Distance between two lines in R^3

[SteveDC]

Homework Statement

Let line L1 be the line through origin O and the point B(2,-1,-2). Let line L2 be the line through point A(3,1,-1) with direction vector i-j-k. Obtain a vector n, orthogonal to both lines. Use n and the vector OA connecting the lines to find the shortest distance between two lines.

Homework Equations

The Attempt at a Solution

I have used both direction vectors for both lines to find their cross product to obtain the vector n, orthogonal to both lines: (2i-j-2k) x (i-j-k) = -i-k

But then not sure where to go from here despite the hint in the question of using vector OA and n?

 

[Simon Bridge]

If you drew a line-segment joining the closest points on the lines to each other, what sort of properties would it have?

 

[SteveDC]

It would have direction n and have two points, one lying on L1 and one lying on L2, but I can't think of a way of finding these points?

 

[D H]

Given some point p₁ on line 1 and some point p₂ on line 2, what is the projection of the vector from point p₁ to point p₂ onto the vector n that is normal to both lines?

 

[SteveDC]

Am I right in saying that vector p1>p2 projected onto n would always be the distance between the two lines, but even if this is the case, how would you find the smallest value for this to find the shortest distance.

 

[D H]

Write an expression for some arbitrary point p₁ on line 1 and some arbitrary point p₂ on line 2. What is the projection of p₂-p₁ onto a vector perpendicular to both lines?

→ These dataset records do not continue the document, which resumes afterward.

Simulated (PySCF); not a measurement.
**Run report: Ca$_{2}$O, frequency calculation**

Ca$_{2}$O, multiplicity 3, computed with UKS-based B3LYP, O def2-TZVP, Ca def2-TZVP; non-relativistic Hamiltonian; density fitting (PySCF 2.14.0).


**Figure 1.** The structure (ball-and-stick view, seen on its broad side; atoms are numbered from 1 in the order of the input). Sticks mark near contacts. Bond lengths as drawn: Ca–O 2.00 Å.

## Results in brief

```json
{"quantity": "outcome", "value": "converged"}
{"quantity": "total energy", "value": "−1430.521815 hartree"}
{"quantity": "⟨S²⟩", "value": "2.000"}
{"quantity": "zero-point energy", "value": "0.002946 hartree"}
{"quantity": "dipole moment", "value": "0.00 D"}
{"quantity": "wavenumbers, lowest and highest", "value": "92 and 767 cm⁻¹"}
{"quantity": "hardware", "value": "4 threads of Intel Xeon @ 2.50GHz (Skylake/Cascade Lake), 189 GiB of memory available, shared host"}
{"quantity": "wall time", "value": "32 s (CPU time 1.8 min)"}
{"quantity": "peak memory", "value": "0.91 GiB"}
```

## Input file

It's perhaps better if you any two arbitrary lines rather than your specific lines because the result is very general.

Hint: Use ##\vec p_i + \lambda\vec \tau_i## as the equation of a line passing through some point p_i.

 

[HallsofIvy]

The line of "shortest distance" between two lines is, as said above, perpendicular to both lines. Find the plane perpendicular to the first line at an arbitrary point [itex](x_0, y_0, z_0)[/itex]. Determine the point, [itex](x_1, y_1, z_1)[/itex], where the second line crosses that plane. Determine what [itex](x_0, y_0, z_0)[/itex] must be so the line between [itex](x_0, y_0, z_0)[/itex] and [itex](x_1, y_1, z_1)[/itex] is also pependicular the second line.

 

[D H]

That's an alternative approach, Halls, that isn't quite pertinent to the problem at hand. The OP was asked to use the normal to both lines and a line segment connecting a point on one line to a point on the other line.